Anthony Neilson directs this newly-staged adaptation of the classic short story in the intimate space of the Dorfman Theatre.
For those unfamiliar with the original Gothic horror, The Tell-Tale Heart focuses on the story of a man who kills his landlord and gets away with the murder. Finding himself racked with guilt, he subsequently confesses to his crime. This new rendition, written and directed by Anthony Neilson, follows a broadly similar narrative but is expanded upon and is much more complex.
This new retelling focuses on the life of a playwright, performed by Tamara Lawrence. She is suffering a bad case of writer’s block following a surprise success with her debut play, and with a deadline from the National Theatre looming for her second work, she decamps to Brighton in order to escape London’s distractions and focus on her writing. She rents a room from a rather eccentric landlady (Imogen Doel) and the two forge an unconventional bond. David Carlyle completes the cast as the police detective investigating the landlady’s subsequent disappearance.

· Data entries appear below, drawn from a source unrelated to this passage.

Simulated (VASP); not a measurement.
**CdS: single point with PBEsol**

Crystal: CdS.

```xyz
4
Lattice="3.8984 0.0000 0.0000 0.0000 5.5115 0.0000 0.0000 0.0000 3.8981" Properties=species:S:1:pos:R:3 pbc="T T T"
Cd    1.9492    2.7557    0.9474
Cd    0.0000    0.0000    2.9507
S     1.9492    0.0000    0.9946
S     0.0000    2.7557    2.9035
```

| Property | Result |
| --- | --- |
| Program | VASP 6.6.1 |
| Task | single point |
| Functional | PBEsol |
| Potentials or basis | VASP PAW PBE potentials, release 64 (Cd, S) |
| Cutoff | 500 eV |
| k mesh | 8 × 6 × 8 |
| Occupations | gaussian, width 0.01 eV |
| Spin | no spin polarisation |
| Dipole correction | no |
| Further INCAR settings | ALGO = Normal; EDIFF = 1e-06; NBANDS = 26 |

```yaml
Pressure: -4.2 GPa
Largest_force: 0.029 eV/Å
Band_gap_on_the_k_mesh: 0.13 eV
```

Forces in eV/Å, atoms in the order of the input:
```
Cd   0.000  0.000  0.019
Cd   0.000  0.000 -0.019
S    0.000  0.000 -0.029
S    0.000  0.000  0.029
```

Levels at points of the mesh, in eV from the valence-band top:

Elements of the play work extremely well, particularly the technical aspects. We enjoyed the film-style sequence towards the beginning, and the backgrounds we could see through the windows – a number of scenes had a wonderfully cinematic quality. We appreciated the shape-shifting stage, too, and the lighting was extremely effective throughout – one segment saw the audience bathed in a moving blood-red spot light which was full of suspense; we couldn’t wait to see what would happen.
There were aspects of the play we weren’t completely sold on, however. The dual narrative, play-within-a-play structure wasn’t as successful as it could have been, and the false ending didn’t feel at all satisfying. The genuinely creepy moments of the performance didn’t gel well with the silly schlock horror scenes, either – in places it felt like a bit of a mess, not really knowing if it was being played for laughs or genuinely trying to be scary. The huge variations in tone meant it never really captured the intensity of Poe’s short story.
It’s a shame as there are evidently good ideas here and some of them work effectively – but some of them just don’t work very well together, resulting in a slightly messy production. It has some creepy moments for sure, and it’s certainly never dull, but it never quite feels as though it comes together cohesively. The Tell-Tale Heart is a show concept with a lot of potential which isn’t entirely fulfilled.